Kendall-Jackson Vintner's Reserve Red Wine Blend 2017
This beautifully fruit-forward, layered wine is rich, complex and offers a sumptuous texture. It has spiciness that comes from the Zinfandel, and fresh, lush red fruit, dark chocolate, and jammy, chewy red fruit tones from the Syrah. Sumptuous tannins from the Petite Sirah envelope the mouth and linger beyond each sip, and a smile is brought to one’s face.
Blend: 34% Zinfandel, 30% Syrah, 17% Petite Sirah, 8% Merlot, 3% Cabernet Franc, 3% Cabernet Sauvignon, 3% Petit Verdot, 2% Malbec
Back in 1974, Jess Jackson saw in the fine vineyards of California's cool coastal regions fruit with a variety of outstanding flavors. What if there was a way to produce from this abundance, a single outstanding "cuvée" that offered both quality and value? The result, first released in 1983, was Vintner's Reserve Chardonnay, a rich, round and flavorful wine, made with hand-crafted methods. That same year, Grand Reserve was introduced, a line of ultra-premium wines that represented the full potential of California's finest vineyards and winemaking.

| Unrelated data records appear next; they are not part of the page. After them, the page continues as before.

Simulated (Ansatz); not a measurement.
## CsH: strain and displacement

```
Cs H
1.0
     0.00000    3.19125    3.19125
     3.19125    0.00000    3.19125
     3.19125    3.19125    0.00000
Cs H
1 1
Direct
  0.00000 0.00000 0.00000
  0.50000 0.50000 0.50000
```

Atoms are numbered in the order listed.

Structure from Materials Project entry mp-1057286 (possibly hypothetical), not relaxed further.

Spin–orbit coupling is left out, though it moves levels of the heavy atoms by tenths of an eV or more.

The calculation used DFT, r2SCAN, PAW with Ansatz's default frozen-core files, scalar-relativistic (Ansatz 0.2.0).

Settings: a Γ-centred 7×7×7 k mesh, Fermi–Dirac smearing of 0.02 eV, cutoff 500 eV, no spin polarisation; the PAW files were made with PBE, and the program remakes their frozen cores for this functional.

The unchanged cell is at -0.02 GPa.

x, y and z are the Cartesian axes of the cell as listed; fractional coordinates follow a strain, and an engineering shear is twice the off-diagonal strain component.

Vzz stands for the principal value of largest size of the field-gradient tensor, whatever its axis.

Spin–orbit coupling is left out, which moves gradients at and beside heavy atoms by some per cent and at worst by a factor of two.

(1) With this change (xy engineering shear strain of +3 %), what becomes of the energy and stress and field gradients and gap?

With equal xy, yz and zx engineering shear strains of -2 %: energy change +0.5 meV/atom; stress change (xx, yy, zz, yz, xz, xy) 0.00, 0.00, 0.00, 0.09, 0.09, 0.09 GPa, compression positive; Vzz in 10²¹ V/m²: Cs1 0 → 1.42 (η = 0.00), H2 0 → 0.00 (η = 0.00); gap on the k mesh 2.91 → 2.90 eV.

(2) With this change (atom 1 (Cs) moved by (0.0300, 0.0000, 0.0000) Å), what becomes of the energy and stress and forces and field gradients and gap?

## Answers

Today, over 5,000 acres of vineyard in California's coastal regions are farmed by Kendall-Jackson. Four separate wineries house what is possibly the single largest barrel-fermentation project in the world. But perhaps most important, is that Kendall-Jackson remains a family-owned winery.
A major force on the global playing field, California is the world’s fourth largest wine-producing region on the planet and the majority of land under vine here is devoted to red varieties, covering nearly double the vineyard acreage of whites.
While the state’s incredibly diverse terrain and microclimates allow for countless red wine styles, the one factor unifying all California red wine is the abundance of sunshine and a long, consistent growing season, which leads to well-developed and fully ripened fruit.
Sonoma County, nestled between Napa Valley and the Pacific Ocean, claims great variability in geography and microclimates. Here world-class Pinot Noir is possible from Sonoma’s cooler sites while old, gnarly Zinfandel vines survived Prohibition.